Warmth is a comfort that is by no means guaranteed or natural to always enjoy. I suppose a relatively small fraction of the Earth's total population can rely on a warm home. For some reason, it seems like something I've taken for granted. I'm not sure why, as the home I have grown up in was generally frigid throughout the winter months, often leading me to Do Nothing except huddle in blankets in front of a computer. I assume it was an influence in me doing very little homework at home, or playing so many video games. Yes, activity will help warm you, but moving leads to contact with the cold air, and staying more or less stationary while insulated in blankets helps create a nice pocket of trapped bodily warmth. Delightful!
However, while at university, I was generally blessed with Very Well insulated or heated accommodations (where the utilities were included), or a room so small my computer would leave things toasty. I suppose I became somewhat used to heated comfort. Visiting home, I would start to remark on the cold. My father is well insulated bodily, but I am scrawny and was not. I am sure all my friends have remarked upon it during the winter season. "It's warmer in the snow," some might say. I should have moved into an igloo.
In 2008, I found the cold to be debilitating while living in a basement. The cold, among other dreary basement factors, infringed upon my happiness and comfort in a way not before recognised. Yikes. Now, though, I'm in a room relatively poorly insulated. On a good note, we have an oil heater that we rely on in our room to allow our digits to move. (A few days spent hiding from the world and with fingers that were growing numb quickly eroded my inhibitions against power consumption.) We have yet to see an electricity bill, and it probably will be ugly. However, half of it is covered by the landlord, and the remaining half is split 4 ways. So, 1/8th of the total usage of the house will hopefully be not very bad. Hopefully we're also won't be the greatest contributor to it. At least there's two of us sharing the heat from one heater in here :)
I wonder whether it would be a worthwhile goal to try and establish comfortable conditions for all, as far as warmth goes, and what that would entail. The alternative, adapt to what's natural, makes sense. But if we can all be comfortable and warm, why not?
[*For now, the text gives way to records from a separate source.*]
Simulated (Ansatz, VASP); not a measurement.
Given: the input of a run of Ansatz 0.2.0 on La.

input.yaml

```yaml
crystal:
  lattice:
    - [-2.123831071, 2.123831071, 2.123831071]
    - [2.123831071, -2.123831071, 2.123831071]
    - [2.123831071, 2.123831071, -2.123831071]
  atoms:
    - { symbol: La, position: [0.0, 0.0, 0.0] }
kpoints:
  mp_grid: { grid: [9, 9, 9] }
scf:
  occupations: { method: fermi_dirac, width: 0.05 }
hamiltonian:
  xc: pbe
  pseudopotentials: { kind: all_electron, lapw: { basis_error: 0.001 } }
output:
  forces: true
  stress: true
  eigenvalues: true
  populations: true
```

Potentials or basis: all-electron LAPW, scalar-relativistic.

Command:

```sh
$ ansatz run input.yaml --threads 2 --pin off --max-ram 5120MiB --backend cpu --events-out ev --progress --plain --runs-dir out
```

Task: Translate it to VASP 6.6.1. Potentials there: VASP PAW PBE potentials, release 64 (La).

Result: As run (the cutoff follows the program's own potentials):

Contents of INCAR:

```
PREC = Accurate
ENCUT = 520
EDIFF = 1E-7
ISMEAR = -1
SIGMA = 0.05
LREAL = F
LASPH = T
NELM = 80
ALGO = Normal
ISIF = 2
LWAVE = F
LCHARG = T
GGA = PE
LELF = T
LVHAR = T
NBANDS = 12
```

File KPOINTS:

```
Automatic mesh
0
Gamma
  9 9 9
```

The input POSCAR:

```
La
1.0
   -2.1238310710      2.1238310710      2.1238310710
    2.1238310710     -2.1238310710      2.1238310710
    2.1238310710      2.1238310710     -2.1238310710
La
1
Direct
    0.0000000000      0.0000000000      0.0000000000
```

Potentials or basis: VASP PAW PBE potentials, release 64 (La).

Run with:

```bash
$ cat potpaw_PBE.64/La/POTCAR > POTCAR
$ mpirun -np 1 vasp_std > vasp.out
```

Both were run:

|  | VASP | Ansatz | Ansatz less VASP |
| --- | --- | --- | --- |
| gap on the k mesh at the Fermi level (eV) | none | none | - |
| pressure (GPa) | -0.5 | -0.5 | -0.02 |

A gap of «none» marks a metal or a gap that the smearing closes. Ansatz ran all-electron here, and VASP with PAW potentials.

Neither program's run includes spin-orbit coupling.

I'm not sure that we can. Consistent warmth for everyone who is suffers from the cold will probably require a lot of energy. Enough energy to counter the natural elements plaguing people. In severe winters, all the more energy is required. Sure, we can probably generate enough electricity, but will that affect climate? If carbon and other green house gases are produced while generating all that electricity, it would probably put us in a situation worse than we might now be in. Regardless of climate change, there's regular pollution. China apparently has severe issues with pollution resulting from their coal plants. Besides heat from electricity, we can also popularly get it from natural gas and oil. Allegedly, those will eventually be in short supply. At the very least, the price isn't the most stable, and can become very expensive. Finally, how do we get the heat to many people? What about areas where electricity isn't reliable? Will they be reliant on oil or natural gas?
So, here are some considerations to make it more viable:
- Improve structures' insulation to ensure that they can retain as much of the heat they have.
- Try to use cleaner forms of energy to prevent pollution and excess carbon.
- Have smarter systems to help prevent waste. Like, a house that could detect windows left open and close them or notify someone to close them, would be good.
- Try to provide efficient heating systems that don't rely on power mains, oil, or gas. (Try magic.)
So, be more efficient, minimising waste and by-products while maximising availability. Will this require massive production of new heaters to improve coverage or to replace inefficient systems or improve insulation? Production and the requisite consumption of resources might also be undesirable depending on the availability and renewability of the resources, and the by-products of the production.
I suppose this would be helped by some advances in technology. But, I suppose it doesn't really matter. Climate change and oil availability not withstanding, another key requirement that I think is probably lacking is interest. I don't think there's sufficient interest to try to ensure warmth for everyone who wants it. Right now, it seems like it's mostly up to the individual to try to secure warmth for themselves. Yes, there are government programmes to help the disadvantaged improve their homes insulation and organisations that try to ensure the availability of basic necessities. But until it becomes an almost trivial task, or until someone finally decides that the cost no longer outweights the glory of the achievement, I think general availability of heat, providing it for all people who could otherwise not afford it, will remain a dream, and I'll have to take it less for granted.